November 20, 201312 yr While moving I appeared to lose my thumb drive and so had to get a new one. Now I can't remember which drive was the parity drive in the array. All drives are 2TB, some are newer so I can narrow the newer models out by their model number, but that still leave 5 out of 11 drives to choose from. How do I tell which drive contains the parity data to initialize unRaid. I'm still running 4.7 at the moment. I know I've seen the answer on the forum before, but can't seem to find it today.
November 20, 201312 yr I say if you use windows just get the app to read rasefs and see which drive is not formated. all other drives will be formated and have a partition on them. but you might have a bigger problem, in v4.7 the drive slot position is also important. and you do not know where each go you might loose data.
November 20, 201312 yr While moving I appeared to lose my thumb drive and so had to get a new one. Now I can't remember which drive was the parity drive in the array. All drives are 2TB, some are newer so I can narrow the newer models out by their model number, but that still leave 5 out of 11 drives to choose from. How do I tell which drive contains the parity data to initialize unRaid. I'm still running 4.7 at the moment. I know I've seen the answer on the forum before, but can't seem to find it today. As long as all your drives are error free, it's no big deal. Just assign ALL the drives to data slots, MAKE SURE THERE IS NO PARITY DRIVE ASSIGNED, and start the array. All the data drives should mount just fine, and be browsable. There should be one drive that shows unformatted, that's your parity disk. Make a note of which drive should go where, stop the array, set a new config (with 4.7 it's a command line thing) and assign all the drives to the correct slots, being very sure which is the parity drive. Start the array, and it will recalculate parity and write it to the drive that you assigned. If you think you may have a failed drive, don't do this. It will eliminate any possibility of recovering it. Data drives can be assigned to any slot, it's only after the array is up and healthy with calculated parity that it becomes important not to change slots in 4.7.
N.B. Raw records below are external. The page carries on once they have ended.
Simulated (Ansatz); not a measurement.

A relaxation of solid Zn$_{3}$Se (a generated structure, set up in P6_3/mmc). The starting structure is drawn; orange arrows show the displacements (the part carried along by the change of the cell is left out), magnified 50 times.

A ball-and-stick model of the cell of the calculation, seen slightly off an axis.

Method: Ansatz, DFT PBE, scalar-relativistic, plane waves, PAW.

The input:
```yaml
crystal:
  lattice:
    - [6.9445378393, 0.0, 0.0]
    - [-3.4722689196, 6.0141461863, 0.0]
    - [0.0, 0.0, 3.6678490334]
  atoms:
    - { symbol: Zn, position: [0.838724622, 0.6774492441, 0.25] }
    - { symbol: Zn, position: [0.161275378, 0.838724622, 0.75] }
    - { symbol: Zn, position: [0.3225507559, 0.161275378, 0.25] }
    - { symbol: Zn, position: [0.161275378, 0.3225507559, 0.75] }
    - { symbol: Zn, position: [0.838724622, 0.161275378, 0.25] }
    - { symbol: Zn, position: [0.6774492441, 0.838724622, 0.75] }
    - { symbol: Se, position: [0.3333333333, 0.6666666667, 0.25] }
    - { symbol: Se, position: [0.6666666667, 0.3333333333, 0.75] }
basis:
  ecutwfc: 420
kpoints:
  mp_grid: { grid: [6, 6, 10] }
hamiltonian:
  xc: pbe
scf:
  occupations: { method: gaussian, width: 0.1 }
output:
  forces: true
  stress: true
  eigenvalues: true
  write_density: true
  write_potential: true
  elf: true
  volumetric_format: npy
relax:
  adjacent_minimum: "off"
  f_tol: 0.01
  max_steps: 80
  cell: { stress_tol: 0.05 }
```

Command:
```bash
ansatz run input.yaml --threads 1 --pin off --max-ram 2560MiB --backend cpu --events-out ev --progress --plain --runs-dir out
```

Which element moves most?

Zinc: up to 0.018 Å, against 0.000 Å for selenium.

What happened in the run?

November 21, 201312 yr Be VERY careful -- do NOT check the box that allows UnRAID to format the unformatted drives. The safest way to do this is to attach the drives to a Windows box with the free Linux Reader driver; and see which ones have readable data on them. http://www.diskinternals.com/linux-reader/ But assigning them all as data drives will work okay -- it may, however, result in corruption of your parity drive. As long as everything is okay, that's not a big deal -- you'll just be running "at risk" until the initial parity sync is completed. I'd also take advantage of this opportunity to upgrade to v5.0.
November 21, 201312 yr Author Thanks guys. Since I've got a little Linux experience and didn't feel like pulling each of the 11 drives out to verify which had the parity partition, I just went through each of the drives issuing the commands: mount -t reiserfs -o ro /dev/sd<x>1 /mnt ; ls /mnt ; unmount /mnt I went through a (flash), and the b-l (lower case L) and eventually found it on G. The parity is rebuilding now. In a little less than a day it should be complete. Thanks for the help.